The section can be broken into three different “episodes”. First, we are told about “another wife” of Abraham – Keturah – and the children she bore to him. Though Abraham shows them kindness, it is clear that they are not blessed in the same way as Isaac. Eventually, they are sent eastward to live outside of the “promised land” (25:1-6). Interestingly, this is paralleled by the third episode describing what came of Ishmael’s descendants. They, too, multiplied, and yet – just like the other children of Abraham – they too eventually settled outside the promised land (25:12-18).
Why are we told about these various people? As the following chapters will make clear, they are not central to the story, so why do we care? Essentially, Abraham serves to point us to the character of God Himself. First, he serves as a demonstration of the general kindness of God to all people. Even though his other children are not the “promised child”, he is still generous with them – giving them gifts (25:6). In a similar way, God is kind to all people as His image bearers. He gives them life and breath (Acts 17:25), and He makes rain fall on them – whether they are just or unjust (Matt. 5:45). God gives good, undeserved gifts to all people because He made them. Nevertheless, there is a clear distinction between the “promised”, “chosen” child and the other children. There is a special, particular love that Abraham showed Isaac that was not shown to the others. Again, this is a demonstration of God’s love. God loves all people (John 3:16), but there is a different, special love for those who truly belong to Him by faith. There is a particular care and affection and delight and intimacy bestowed on those who are truly His children and not merely His creatures. Abraham serves as a picture of that.

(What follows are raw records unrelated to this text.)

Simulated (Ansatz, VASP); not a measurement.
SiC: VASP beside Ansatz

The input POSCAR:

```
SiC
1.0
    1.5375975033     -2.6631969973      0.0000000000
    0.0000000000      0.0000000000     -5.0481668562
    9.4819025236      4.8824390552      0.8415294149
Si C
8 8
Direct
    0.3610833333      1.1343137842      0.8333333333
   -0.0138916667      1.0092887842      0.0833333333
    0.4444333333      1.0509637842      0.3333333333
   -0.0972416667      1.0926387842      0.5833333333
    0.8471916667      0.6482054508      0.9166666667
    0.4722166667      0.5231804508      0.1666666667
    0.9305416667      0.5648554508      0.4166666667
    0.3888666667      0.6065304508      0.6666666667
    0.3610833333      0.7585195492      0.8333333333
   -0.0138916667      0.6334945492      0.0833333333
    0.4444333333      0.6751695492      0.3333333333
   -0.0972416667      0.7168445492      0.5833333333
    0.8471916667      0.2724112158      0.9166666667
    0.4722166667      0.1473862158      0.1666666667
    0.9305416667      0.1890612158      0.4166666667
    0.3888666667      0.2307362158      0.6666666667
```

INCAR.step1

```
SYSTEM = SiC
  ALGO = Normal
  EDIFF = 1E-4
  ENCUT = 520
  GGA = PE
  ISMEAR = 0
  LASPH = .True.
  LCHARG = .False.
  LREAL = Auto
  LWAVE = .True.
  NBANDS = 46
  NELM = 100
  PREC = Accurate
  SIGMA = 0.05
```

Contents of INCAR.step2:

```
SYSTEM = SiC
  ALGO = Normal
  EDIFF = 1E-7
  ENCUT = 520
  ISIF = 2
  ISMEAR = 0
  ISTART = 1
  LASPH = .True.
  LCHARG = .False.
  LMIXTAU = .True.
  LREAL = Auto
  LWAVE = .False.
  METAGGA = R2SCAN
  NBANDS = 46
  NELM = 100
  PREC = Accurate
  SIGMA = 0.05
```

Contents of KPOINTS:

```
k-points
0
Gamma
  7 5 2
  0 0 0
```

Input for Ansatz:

By his actions, Abraham also shows us the nature of faith. He knew that God had promised the blessings to Isaac and not to the other children. He “casts out” the other children who are not chosen by God because He trusts God to provide (see Gen. 21:10-13). It would have been easy for Abraham to claim God’s blessing in making him a great nation by keeping all of these children around. Surely it is easier to “build a nation” out of seven or eight children rather than just one, right?! And yet, God had made clear that “through Isaac” the offspring would be named. God was going to build a nation through Isaac, and Abraham trusted God to keep His word. His faith was evidenced by the fact that he sent the other children away. He believed God was going to do what He had promised.
And that brings us to the final message of these verses: God is faithful. The second episode describes the death and burial of Abraham (25:7-11), and it closes with these words: “After the death of Abraham, God blessed Isaac his son. And Isaac settled at Beer-lahai-roi” (25:11). Just as God promised, the blessing passes to the “miracle child”, Isaac. God said it would be so, and it was so. Just as many of the stories about Abraham were intended to show God keeping His promised to bless, so a similar thing will happen with Isaac (especially in the next chapter and the episode with Abimelech). God keeps His word. Even though Abraham did not live to see all the promises fulfilled, God did fulfill them.
So these verses do teach us. As we read them, we are reminded that God is always faithful to do what He has promised. His plans are never thwarted or defeated. If He has said it, He will do it. Our task is to trust Him and walk in a way that demonstrates that trust. We should not attempt to “do God’s work” for Him. It may be that there are areas in our own life where we need to “send away” some children because we are not trusting God to provide. Abraham gives us a great example: trust the Lord and not the flesh. Walk with confidence in God and not in your own ability or strength.